Pressure on China's leaders to cut pollution from coal is likely to intensify - potentially hurting Australia's exports - with new research showing Beijing's air quality will get worse with climate change.
The Chinese capital's ring of mountains to the west and north naturally traps pollution, especially in winter.
But a warming world is projected to increase the frequency of the most severe pollution events by half, according to research published on Tuesday in the Nature Climate Change journal.
The duration of events similar to the "Airpocalypse" of January 2013 - when pollution levels soared to beyond 20 times the level recommended by the World Health Organisation - will rise by 80 per cent, the study found.
Using 14 climate models, the research predicted a more stagnant air mass over northern Asia and a reduced land-sea temperature difference during winter, leading to weaker north-westerly winds, said Wenju Cai, a senior CSIRO scientist and lead author of the paper.
"If the air becomes stable, the air pollution cannot rise up and the wind is not there so it cannot be taken away," Dr Cai said. "Then it becomes a serious problem."
While the pollution had been getting worse in recent years, there was not enough data to determine how much climate change had already had an impact, he said.

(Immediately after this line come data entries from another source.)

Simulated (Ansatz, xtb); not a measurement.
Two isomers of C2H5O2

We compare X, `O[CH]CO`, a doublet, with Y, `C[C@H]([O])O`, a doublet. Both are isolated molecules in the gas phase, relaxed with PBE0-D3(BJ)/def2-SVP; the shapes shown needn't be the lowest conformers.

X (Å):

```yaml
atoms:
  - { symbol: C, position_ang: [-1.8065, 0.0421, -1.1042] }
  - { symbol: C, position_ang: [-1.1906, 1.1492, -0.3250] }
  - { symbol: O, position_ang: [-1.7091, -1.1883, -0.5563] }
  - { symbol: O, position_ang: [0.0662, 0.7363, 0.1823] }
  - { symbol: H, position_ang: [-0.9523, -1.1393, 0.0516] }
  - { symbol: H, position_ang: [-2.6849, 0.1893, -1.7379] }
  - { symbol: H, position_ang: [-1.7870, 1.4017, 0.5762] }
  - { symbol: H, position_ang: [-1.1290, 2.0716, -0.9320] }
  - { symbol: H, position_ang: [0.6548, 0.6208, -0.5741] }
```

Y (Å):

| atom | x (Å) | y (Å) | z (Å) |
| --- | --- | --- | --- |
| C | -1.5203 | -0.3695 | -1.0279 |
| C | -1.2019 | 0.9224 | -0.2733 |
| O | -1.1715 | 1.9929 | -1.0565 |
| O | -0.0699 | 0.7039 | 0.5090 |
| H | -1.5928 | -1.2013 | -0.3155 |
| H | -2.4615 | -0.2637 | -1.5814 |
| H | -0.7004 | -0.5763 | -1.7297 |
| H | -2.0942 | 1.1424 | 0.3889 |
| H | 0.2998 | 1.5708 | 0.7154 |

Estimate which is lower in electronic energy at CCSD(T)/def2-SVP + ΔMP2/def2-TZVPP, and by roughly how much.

Even so, the expected pattern may already be playing out. These include northerly winds often failing to reach Beijing and sometimes being replaced by southerlies that dragged in heavy industry pollutants from cities to the south that cloaked the capital, he said.
The chart below shows PM2.5 particulate levels compared with recommended levels of 25, and the 150 marker that triggers "severe pollution" warnings. Australia rarely reached a level of 25, Dr Cai said.
The research projections suggest the Chinese government will have to do a lot more if emissions cuts already planned are to make a difference in Beijing and many of the nation's northern cities.
The municipal region this week closed the last of its coal-fired power stations and has forced other big polluters out of the capital in a bid to quell growing public concerns about pollution.
China imports about 10 per cent of the coal it burns, with Australia among the suppliers. A drop in coal consumption in China could affect Australia's other markets, particularly if China resumes exports.
"Cutting coal would be quite effective - it cuts both particulates and greenhouse gases," Dr Cai said.
The research indicated China had an incentive to encourage emissions cuts beyond its borders, he added: "Solving Beijing's air pollution problems requires everywhere and everyone around the world."
Teng Fei, an associate professor at Tsinghua University in Beijing who specialises in energy and the environment, said the government's policy to replace coal with gas-fired power in Beijing itself was now complete. More distant provinces also provided electricity from renewables, coal and other sources.
"Most people expect coal consumption will stabilise [in China] in coming years, but whether it will reduce ... we're not too sure," Professor Teng said.
He is doubtful, too, that China will use its global clout to nudge nations to do more to reduce greenhouse gases than they have committed to as part of the Paris climate agreement.
The 2015 accord, which came into effect last year, relies on a voluntary "bottom-up approach based on commitments by each nation", said Professor Teng, who served on China's negotiating team.
"China will not force other countries to do it," he said.